Ghettoising the Palestinians of Haifa
 

That the Israelis had more than one way to imprison people or abuse their most basic rights can be seen from the experiences of the small community of Palestinians left in Haifa after Jewish troops cleansed the city on 23 April 1948. Their story is unique, but only in its details: in general it exemplifies the trials and tribulations of the Palestinian minority as a whole under occupation.

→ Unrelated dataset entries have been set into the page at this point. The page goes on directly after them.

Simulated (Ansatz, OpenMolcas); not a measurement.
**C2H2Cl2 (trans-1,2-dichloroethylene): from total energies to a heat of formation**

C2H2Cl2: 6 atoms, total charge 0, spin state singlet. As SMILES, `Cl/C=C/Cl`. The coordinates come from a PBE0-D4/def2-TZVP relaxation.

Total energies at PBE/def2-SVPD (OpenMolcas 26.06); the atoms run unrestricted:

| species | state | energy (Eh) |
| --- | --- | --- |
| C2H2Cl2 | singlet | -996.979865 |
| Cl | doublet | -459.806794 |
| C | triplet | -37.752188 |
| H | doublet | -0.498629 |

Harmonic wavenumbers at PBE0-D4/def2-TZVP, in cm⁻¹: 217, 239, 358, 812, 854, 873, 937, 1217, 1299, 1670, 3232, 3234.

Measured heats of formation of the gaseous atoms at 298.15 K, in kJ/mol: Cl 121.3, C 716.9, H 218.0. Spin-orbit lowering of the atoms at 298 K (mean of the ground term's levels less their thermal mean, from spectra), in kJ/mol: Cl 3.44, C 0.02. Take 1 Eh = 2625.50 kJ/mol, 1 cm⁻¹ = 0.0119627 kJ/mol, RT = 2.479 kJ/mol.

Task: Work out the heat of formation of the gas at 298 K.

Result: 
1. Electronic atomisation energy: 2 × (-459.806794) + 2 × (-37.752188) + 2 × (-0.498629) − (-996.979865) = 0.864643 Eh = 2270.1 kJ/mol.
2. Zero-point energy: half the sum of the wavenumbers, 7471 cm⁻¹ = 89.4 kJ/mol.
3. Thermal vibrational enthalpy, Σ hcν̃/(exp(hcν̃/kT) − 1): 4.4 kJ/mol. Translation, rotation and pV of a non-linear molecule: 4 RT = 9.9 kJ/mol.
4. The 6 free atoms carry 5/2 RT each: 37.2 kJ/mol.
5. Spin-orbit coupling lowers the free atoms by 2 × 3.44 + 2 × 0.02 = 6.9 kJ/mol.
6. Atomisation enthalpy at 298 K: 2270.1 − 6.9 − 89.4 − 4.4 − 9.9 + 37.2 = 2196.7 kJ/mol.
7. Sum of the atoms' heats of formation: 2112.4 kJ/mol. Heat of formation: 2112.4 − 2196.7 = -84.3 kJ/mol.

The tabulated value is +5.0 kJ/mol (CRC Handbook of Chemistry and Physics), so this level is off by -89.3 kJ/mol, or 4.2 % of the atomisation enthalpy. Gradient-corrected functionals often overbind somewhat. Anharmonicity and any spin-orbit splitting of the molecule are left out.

On 1 July 1948, in the evening, the Israeli military commander of the city summoned the leaders of the Palestinian community in Haifa to his headquarters. The purpose of the meeting was to order these notables, who represented the 3–5,000 Palestinians left behind after the approximately 70,000 of the city’s Arab residents had been expelled, to ‘facilitate’ their transfer from the various parts of the city where they were living into one single neighborhood, the crammed and small quarter of Wadi Nisnas, one of the city’s poorest areas. Some of those ordered to leave their residences on the upper slopes of Mt Carmel, or even on top of the mountain itself, had been living there for many years among the Jewish newcomers. The military commander now ordered all of them to make sure the move would be completed by 5 July 1948. The shock among the Palestinian leaders and notables was instant and deep. Many of them belonged to the Communist Party that had supported partition and hoped that now the fighting was over, life would return to normal under the auspices of a Jewish state whose creation they had not opposed.
24

‘I don’t understand: is this a military command? Let us look at the conditions of these people. I cannot see any reason, least of all a military one, that justifies such a move,’ protested Tawfiq Tubi, later a member of the
Israeli Knesset for the Communist Party. He ended his protestation by saying: ‘We demand that the people stay in their homes.’
25
Another participant, Bulus Farah, shouted, ‘This is racism,’ and called the move, appropriately, ‘ghettoising the Palestinians in Haifa.’
26

Even the dry tone of the document cannot hide the dismissive and indifferent reaction of the Israeli military commander. One can almost hear the clipped sound of his voice as he told them:

I can see that you are sitting here and [think you can] give me advice, but I invited you in here to hear the orders of the High Command and carry them out! I am not involved in politics and do not deal with it. I am just obeying orders . . . I am fulfilling orders and I have to make sure that this order is executed by the 5th of July . . . If you don’t do it, I will do it myself. I am a soldier.
27

 

After he had finished his long monologue, another of the Palestinian notables, Shehadeh Shalah asked: ‘And if someone owns a house, does he have to leave?’ The military commander replied: ‘Everyone has to leave.’
28
The notables then learned that the inhabitants would themselves have to cover the cost of their enforced transfer.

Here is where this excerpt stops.